This weekend, instead of grilling corn and watching fireworks for Fourth of July, we headed to Mt. Rainier National Park to backpack. We were originally going to explore Glacier National Park, but I had a bit of a fit when I read that berries were peaking along the best backpacking loops leading to near daily grizzly sightings. Don't get me wrong - I don't want any animals to go extinct - but I was happy to read that it is believed that there are no longer any grizzly bears in the Mt. Rainier region. When it comes to bears and cougars I'm very faint of heart. In our usual style, we arrived in the park at 2:00 AM and slept for a few hours in a parking lot. I swear we don't actually like sleeping in parking lots, but it seems to happen on an alarmingly regular basis. Maybe, just maybe, it could have something to do with the fact that we rarely plan things in advance. Anyways, around 6:00 AM we began our "sit in front of the ranger station hoping to score a walk in trailhead permit" vigil. While we didn't land exactly what we wanted we were granted permits for a three day trip with a night each at Granite Creek and Glacier Basin. I think our pictures can testify to the fact that we were in no way gypped by this arrangement. Every part of the trail was beautiful, with amazing vistas and super close views of Mt. Rainier. And to top it all off the wildflowers were at their peak. Too lucky.
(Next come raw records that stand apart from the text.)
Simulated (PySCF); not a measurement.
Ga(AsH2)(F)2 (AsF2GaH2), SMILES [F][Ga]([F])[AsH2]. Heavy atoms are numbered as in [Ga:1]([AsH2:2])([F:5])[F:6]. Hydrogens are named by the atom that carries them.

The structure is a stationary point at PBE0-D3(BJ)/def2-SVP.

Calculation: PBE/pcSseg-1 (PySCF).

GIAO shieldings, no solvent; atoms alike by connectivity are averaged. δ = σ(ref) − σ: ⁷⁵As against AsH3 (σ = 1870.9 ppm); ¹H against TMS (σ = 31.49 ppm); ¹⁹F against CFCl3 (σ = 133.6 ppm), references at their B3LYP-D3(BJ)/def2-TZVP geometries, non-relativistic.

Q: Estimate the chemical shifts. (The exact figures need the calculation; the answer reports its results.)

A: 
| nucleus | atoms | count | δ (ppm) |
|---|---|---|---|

The way to Granite Creek consisted of a leisurely hike across a high alpine valley before making a steep descent to a small creek with four camping sites. Having specific sites for backcountry camping was a bit new to us, as we have yet to experience it anywhere else we've backpacked. We enjoy picking out our own sites, but the bonus to this was that these sites were nicely leveled and maintained with a bear pole for food and an open air pit toilet. Man, taking a dump sitting out in a meadow watching flowers be ruffled by a gentle breeze is a lot more pleasant than using a regular bathroom! Kinda makes you feel dissatisfied with "real" bathrooms. Like you sit down and think, "I might be here a bit... where's my view?"
The next day we made the stiff climb back to the alpine valley where we picked up a different trail along the ridge of Burroughs Mountain. This brought us even closer to the summit of Mt. Rainier. In fact, we were so close that there were people hanging out along the trail with binoculars, watching teams summiting the peak. A few hours in we met these two guys who had already hiked like 12 miles that morning to our approximate 5. You know how when you meet really bad ass people out on the trail you have to suddenly act really fresh, like you could do an 18 mile day no worries? Okay, so maybe you don't have to act that way, but if you believe that subtle trail shaming is a real thing, then you most likely will. With that said, we were secretly a touch relieved when they decided to part ways with us and take a detour to a lookout tower.
Soon thereafter, we started a multi hour descent into Glacier Basin via some serious switch backs, and later a lovely trail along the glacier fed creek that tumbled past the camp sites. Glacier Basin is one of the areas used for summiting Mt. Rainier, and when we arrived we found a large group checking all their gear before heading up to one of the base camps. While we were cooking dinner one of their guides came into our camp and asked if he could leave his gear with us while he escorted a client who had decided not to summit back down the mountain. We were happy for him to do so, and he proceeded to pile it at the entrance to our site while we headed to the creek to filter water. Upon returning we were surprised to find a ranger moving his things and checking under our backpacks. At first he didn't even say anything and we just stood there kind of awkwardly watching him riffling around. Finally, he notified us that the guide's gear had been placed on top of some plants which was unacceptable and so he was moving it. He said he was checking under our backpacks to make sure they weren't on any plants either. A quick inspection of the place where the guide's gear was revealed a few leaves springing back into position on a little bramble patch in an otherwise plant free area. Even though we always follow Leave No Trace principles, we spent the rest of the evening half expecting Mr. Angry Ranger to burst into our camp from some secret hiding place to notify us that we'd done something else wrong.
The next day we hiked out along the creek until we reached the White River Campground. Now came the trick of hitching a ride back to our car, which was parked up at Sunrise Trail where we started our journey. We've had pretty good luck doing this in Yosemite National Park, so we were feeling pretty confident. We parked ourselves on a nice corner of the road with a good pull out and put on as much charm as we could muster in our tired and filthy condition. Even when you only get passed by a few cars, it's a weirdly depressing feeling to watch them fly by without even a hesitation. What's even more galling is when they smile and wave but still don't stop! Luckily, we only had to wait about ten minutes before a nice guy heading to Sunrise to trail run picked us up. Thank you Trail Running Guy and everyone else who has picked us up in the past. When we reached our car food was on the mind, as we'd nicely polished off everything we'd brought. As such, we decided to head straight home but made one small detour to check out the Ohanapecosh River. So beautiful. I'm pretty sure we'll be back to camp there soon. And that sums up our awesome weekend at Mt. Rainier. We're definitely planning to go back for another adventure in the near future, so if anyone has suggestions for sweet trails or sights, let us know!